15 Mar Call for the Government to go further in transforming public procurement and include the wider supply chain.
The Cast Metals Federation, CMF, has urged the Government to be more ambitious in its plans for an overhaul of public procurement to support UK manufacturing supply chains in its response to the Green Paper and consultation.
“We welcome the fact that the Government is proposing a more streamlined and transparent process, but we would like to see more recognition of the strategic role that public procurement can have to significantly transform UK supply chains in support of the UK economy”, says CMF CEO Pam Murrell FICME. “We are not sure that the Government has realised that it has an enormously powerful tool at its disposal to support UK jobs and economic growth.”
In particular, the CMF has called for increased value to be placed upon the greater use of locally-sourced content down the supply chain, due to the additional value that this can deliver to the UK in terms of jobs and skills in the regions (levelling-up), as well as the impact on reducing transport and freight (net zero).
There is currently no transparency about where sub-contracted parts and services are sourced by main contractors for public contracts, leading to lost opportunities for UK suppliers, and there is nothing in the current plans to improve this situation. Main contractors will tend to use ‘known’ suppliers and are likely to rely on them, understandably, and it would be beneficial to see some incentives (or a nudge) to encourage main contractors to consider the full supply chain for significant projects as well as the role of local suppliers of goods and services (including sub-contractors).
This will require effort to improve the visibility to procurement teams of these local suppliers and wider supply chains, many of which may be SMEs and work to help to identify barriers to greater engagement by more UK companies, and SMEs in particular. Like all Trade Associations, CMF can help here due to the Federation’s local and regional links with manufacturers. Anything that can be done to encourage and facilitate active engagement with new potential suppliers through outreach programmes, and encourage innovation in supply chains, would be welcomed.
Dr Murrell added: “There is an opportunity for an alignment of public procurement with other Government strategies and grand challenges, specifically Net Zero 2050 (clean growth), sustainability and resource efficiency, the levelling-up agenda and the transforming foundation industries challenge.
“It is important that we retain critical and strategically significant resources and capabilities in the UK as part of sovereign security of supply, and consideration of the whole manufacturing supply chain can have a role to play here. Let alone the indirect environmental impact of resource efficiency of local supply, such as on waste, energy consumption and carbon emissions, negating the carbon leakage caused when materials are produced elsewhere.

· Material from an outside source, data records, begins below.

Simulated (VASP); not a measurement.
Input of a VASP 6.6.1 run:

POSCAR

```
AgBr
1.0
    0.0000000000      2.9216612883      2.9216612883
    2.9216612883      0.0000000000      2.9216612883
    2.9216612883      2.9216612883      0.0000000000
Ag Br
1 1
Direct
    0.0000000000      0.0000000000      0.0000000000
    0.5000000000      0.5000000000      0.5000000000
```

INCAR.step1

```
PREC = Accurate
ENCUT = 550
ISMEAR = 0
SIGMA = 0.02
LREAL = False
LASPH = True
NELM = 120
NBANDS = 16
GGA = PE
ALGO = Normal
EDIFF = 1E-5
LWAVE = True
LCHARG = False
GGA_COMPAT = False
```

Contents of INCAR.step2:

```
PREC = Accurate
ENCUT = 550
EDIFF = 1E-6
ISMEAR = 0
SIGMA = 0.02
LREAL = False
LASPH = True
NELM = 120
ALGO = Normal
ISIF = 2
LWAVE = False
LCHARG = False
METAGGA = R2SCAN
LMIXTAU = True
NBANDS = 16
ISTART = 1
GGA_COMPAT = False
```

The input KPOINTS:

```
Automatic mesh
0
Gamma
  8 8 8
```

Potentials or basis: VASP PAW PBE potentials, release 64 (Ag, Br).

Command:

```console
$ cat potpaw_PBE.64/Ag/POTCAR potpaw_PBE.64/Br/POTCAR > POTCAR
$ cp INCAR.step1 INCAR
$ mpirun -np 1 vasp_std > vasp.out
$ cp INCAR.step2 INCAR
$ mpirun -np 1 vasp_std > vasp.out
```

“Our members, who are suppliers of engineered components for all parts of the advanced manufacturing supply chains, are ready to be part of the solution to the re-building agenda, but we do need to be given the opportunities to be involved as part of the whole manufacturing supply chain.
“We would like the proposal to be more ambitious, as the current outline represents a missed opportunity to significantly transform UK supply chains, in support of UK jobs and economic growth.”